Severe data corruption (noticed due to failing backups)

tamasgal commented 2 years ago

Expected Behavior

Update: it started with a failed backup when running the usual php /var/www/html/artisan snipeit:backup. It worked fine for a couple weeks with a daily backup and suddenly it stopped working, apparently due to database corruption (see below).

Current Behavior

A MySQL error is shown and no backup is created. The same error is shown for queries when accessing some columns in the action_date table. I also observe couple of NULL entries in working queries, which are probably related to the database corruption.

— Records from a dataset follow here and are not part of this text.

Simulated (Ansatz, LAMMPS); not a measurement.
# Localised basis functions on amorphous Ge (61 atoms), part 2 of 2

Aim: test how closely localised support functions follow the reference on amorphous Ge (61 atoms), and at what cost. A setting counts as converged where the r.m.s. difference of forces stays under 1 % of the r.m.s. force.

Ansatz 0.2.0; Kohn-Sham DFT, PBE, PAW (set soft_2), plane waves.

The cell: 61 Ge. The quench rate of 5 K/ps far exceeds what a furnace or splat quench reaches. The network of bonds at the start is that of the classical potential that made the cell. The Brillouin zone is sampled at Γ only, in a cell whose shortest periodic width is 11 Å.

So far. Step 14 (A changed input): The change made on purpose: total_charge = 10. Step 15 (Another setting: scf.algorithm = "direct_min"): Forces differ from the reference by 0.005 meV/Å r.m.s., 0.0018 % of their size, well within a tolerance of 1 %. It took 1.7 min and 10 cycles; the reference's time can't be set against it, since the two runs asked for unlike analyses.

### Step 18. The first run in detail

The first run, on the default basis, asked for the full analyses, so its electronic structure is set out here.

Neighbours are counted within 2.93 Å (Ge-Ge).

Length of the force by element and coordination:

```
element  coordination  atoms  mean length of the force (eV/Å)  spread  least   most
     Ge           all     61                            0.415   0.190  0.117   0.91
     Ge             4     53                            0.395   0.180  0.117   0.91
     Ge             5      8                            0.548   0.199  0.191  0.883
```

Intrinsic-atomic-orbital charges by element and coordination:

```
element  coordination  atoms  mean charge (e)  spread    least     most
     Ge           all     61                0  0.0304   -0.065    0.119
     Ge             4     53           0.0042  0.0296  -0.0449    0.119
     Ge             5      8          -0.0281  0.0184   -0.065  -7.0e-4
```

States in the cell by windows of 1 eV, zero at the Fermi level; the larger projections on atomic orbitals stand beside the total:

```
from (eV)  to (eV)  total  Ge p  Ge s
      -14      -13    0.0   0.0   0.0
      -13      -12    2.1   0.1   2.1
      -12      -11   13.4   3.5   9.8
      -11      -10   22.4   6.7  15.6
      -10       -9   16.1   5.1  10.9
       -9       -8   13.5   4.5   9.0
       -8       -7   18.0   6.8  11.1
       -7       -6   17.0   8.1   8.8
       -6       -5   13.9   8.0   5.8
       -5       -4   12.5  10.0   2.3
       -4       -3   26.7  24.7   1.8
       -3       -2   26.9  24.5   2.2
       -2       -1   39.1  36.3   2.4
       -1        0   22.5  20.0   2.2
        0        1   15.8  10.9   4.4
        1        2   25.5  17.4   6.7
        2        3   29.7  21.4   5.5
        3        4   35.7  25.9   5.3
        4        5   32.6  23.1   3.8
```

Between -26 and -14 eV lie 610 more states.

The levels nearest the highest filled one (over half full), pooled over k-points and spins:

Backup failed because The dump process failed with exitcode 2 : Misuse of shell builtins : mysqldump: Couldn't execute 'SELECT /*!40001 SQL_NO_
CACHE */ `id`, `user_id`, `action_type`, `target_id`, `target_type`, `location_id`, `note`, `filename`, `item_type`, `item_id`, `expected_check
in`, `accepted_id`, `created_at`, `updated_at`, `deleted_at`, `thread_id`, `company_id`, `accept_signature`, `log_meta`, `action_date` FROM `ac
tion_logs`': Lost connection to MySQL server during query (2013)

Steps to Reproduce

Connect to the running container
Run php /var/www/html/artisan snipeit:backup

Environment

OS: Debian Buster CPU architecture: arm64 How docker service was installed: Official Docker repository

Command used to create docker container (run/create/compose/screenshot)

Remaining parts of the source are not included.